This episode is hosted on the Media Network vintage vault

MN.08.01.1987. Riyadh & Scanners



A New Year has dawned but without the expected reduction in Soviet jamming of Western broadcasters. West German television airs the wrong new year speech from Chancellor Kohl. The Dutch have been measuring devices for radio interference levels, banning two devices because of poor shielding. We also talk to the UK engineers who had to shield a football stadium in Saudi Arabia, because of a nearby 1.2 Megawatt mediumwave transmission tower. Solar specialist Mike Bird reviews 1986 from a radio reception point of view.
Out in the Iraqi desert, French transmitter manufacturer Thomson is to build 16 high power transmitters. We look at satellite radio with the BBC's Jonathan Stott.
On 6009 kHz a clandestine radio station in Libya has been making some mistakes. Radio Truth, a clandestine in South Africa targeting Zimbabwe, has made a clever frequency change. Radio West in The Hague, a station of 18 people, has just started operations. Willem Bos has been testing a special device for scanner enthusiasts.

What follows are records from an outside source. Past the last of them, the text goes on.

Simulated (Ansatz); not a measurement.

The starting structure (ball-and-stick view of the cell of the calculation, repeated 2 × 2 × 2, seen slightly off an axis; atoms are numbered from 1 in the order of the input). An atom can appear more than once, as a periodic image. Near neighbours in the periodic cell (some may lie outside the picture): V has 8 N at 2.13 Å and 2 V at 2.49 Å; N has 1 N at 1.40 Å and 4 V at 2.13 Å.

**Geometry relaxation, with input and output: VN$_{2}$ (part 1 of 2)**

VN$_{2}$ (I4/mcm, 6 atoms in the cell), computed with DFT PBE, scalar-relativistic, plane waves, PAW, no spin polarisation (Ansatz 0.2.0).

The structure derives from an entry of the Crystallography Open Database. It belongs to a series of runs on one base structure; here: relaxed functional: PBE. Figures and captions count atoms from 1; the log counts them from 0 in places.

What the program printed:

This episode is hosted on the Media Network vintage vault

MN.06.10.1987. Superconductors & Lightning



Jonathan gets a tube of "on-air" radio toothpaste. China is being relayed by Swiss Radio International, some transmissions being well heard. We started to spot strong signals from Radio Beijing but not coming from Europe. Dave Rosenthal explains Electrometeors and why lightning can make shortwave radios suddenly insensitive. Carefully tuned outdoor antennas can "blow-up" the front end of a portable radio. In fact, the Sony ICF2001D was particularly suspectible. A lightning arrestor is a bit of a misnomer.
We review the RFB40L shortwave portable from Panasonic.
We also report on superconductor research displayed at Telecom 87 in Geneva by AT&T.

This episode is hosted on the Media Network vintage vault

Thursday, October 09, 2014

MN.25.09.1987. Guatemalan Mysteries


This programme has a strong Latin American flavour starting with the news of test transmissions from Radio For Peace International in Costa Rica. Sky Channel in the UK is not making money yet but has no intention of stopping. Some broadcasters are experimenting with AM stereo. Don Rhodes in Australia reports that Deutsche Welle is going to start testing the new 22 metre shortwave band. A special shortwave broadcast is on the air from a station in Syria during the Mediterraean Games.
We then announced the Radio Netherlands SSB Feeder Challenged. RNW has to bridge a four-week gap in the satellite feed to Madagascar. A special SSB transmitter was hired at a transmitter site at Ruislede, Belgium.
The first edition of Passport to World Band Radio is reviewed with Harry Kliphuis.
Christian Zettl from Austria is travelling in Central America and has been investigating some strange political clandestine radio stations in Guatemala, including one with a connection to a recording by Nat King Cole.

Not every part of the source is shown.